Even though homeowners associations are quasi-governmental in nature, they are not pure democracies where members can vote on all issues. Instead, they are representative democracies where powers are delegated to elected representatives (the board of directors) and limited powers are reserved to the membership.

A representative democracy is the model used throughout much of the world (see blue areas on adjacent map).

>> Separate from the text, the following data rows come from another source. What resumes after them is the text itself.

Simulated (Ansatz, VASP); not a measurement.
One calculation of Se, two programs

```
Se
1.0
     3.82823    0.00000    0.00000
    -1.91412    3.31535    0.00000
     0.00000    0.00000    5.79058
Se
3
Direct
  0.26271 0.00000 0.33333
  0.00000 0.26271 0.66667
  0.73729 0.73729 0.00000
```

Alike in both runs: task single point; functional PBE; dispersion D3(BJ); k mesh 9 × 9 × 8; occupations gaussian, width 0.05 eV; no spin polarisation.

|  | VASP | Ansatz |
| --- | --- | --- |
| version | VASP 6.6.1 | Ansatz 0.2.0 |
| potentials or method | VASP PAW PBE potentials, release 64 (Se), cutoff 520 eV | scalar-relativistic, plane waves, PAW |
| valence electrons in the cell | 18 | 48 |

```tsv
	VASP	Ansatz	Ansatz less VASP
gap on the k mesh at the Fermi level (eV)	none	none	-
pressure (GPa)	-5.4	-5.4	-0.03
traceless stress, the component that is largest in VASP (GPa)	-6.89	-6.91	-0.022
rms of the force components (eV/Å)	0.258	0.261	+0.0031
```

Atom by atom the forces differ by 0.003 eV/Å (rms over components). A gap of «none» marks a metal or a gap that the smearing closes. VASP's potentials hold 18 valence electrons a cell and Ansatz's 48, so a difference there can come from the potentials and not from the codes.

Membership Rights. The rights/powers reserved to association members are described in the governing documents and generally include the right to:

  1.  Access their property (ingress-egress)
  2.  Amend the CC&Rs and bylaws
  3.  Approve significant capital improvements
  4.  Approve regular assessments over 20%
  5.  Approve special assessments over 5%
  6.  Approve exclusive use easements to members
  7.  Attend open meetings of the board
  8.  Call special meetings of the membership for a lawful purpose
  9.  Display noncommercial signs
  10.  Display US flag
  11.  Dissolve an association
  12.  Elect a board of directors
  13.  Enforce the CC&Rs
  14.  Inspect the association's records
  15.  Install drought tolerant plants
  16.  Install electric charging stations
  17.  Install a satellite dish
  18.  Install solar panels
  19.  Modify common areas for disability access
  20.  Own a pet
  21.  Petition the board
  22.  Receive disclosures
  23.  Receive due process for rules violations and reimbursement assessments
  24.  Receive the membership list
  25.  Remove directors from the board
  26.  Reverse a rule change
  27.  Serve on the board
  28.  Use the common areas
  29.  Exercise any other powers reserved to the membership via the governing documents or applicable laws.

No Veto Power. Because of the division of power between the membership and the board, members do not have a direct veto over the board's decisions (except for rule changes). Rather, the power to veto is indirect. If members are unhappy with board actions (or inaction), they have various options available to them.

Board Authority. Corporations must have boards of directors who are required to conduct the activities and affairs of the corporation (or association). (Corp. Code §300.) Boards and individual directors have limited authority and are held to a higher standard as fiduciaries. Unless the governing documents provide otherwise, boards have authority to:

  1.  Adopt and enforce rules and regulations
  2.  Appoint committees
  3.  Appoint directors to fill vacancies
  4.  Call membership meetings and appoint inspectors of election
  5.  Communicate with the association's attorney
  6.  Delegate management
  7.  Disburse reserve monies
  8.  Elect and remove officers
  9.  Enforce the CC&Rs and bylaws
  10.  Enter into contracts
  11.  Establish architectural standards
  12.  Exercise the powers of a corporation (Civ. Code §4805; Corp. Code §7140)
  13.  Hire and fire employees and vendors
  14.  Initiate and defend lawsuits
  15.  Insure the association
  16.  Invest funds
  17.  Levy and collect regular, special, and emergency assessments
  18.  Make limited capital improvements
  19.  Manage the association
  20.  Pay expenses incurred by the association
  21.  Prepare and adopt budgets
  22.  Repair and maintain the common areas.

Judicial Deference. Courts will defer to board decisions, even if the decisions are not the "best" decisions, provided the board made a reasonable investigation and its decision was in good faith with the best interests of the association in mind (Business Judgment Rule). Members who are unhappy with board decisions always have recourse.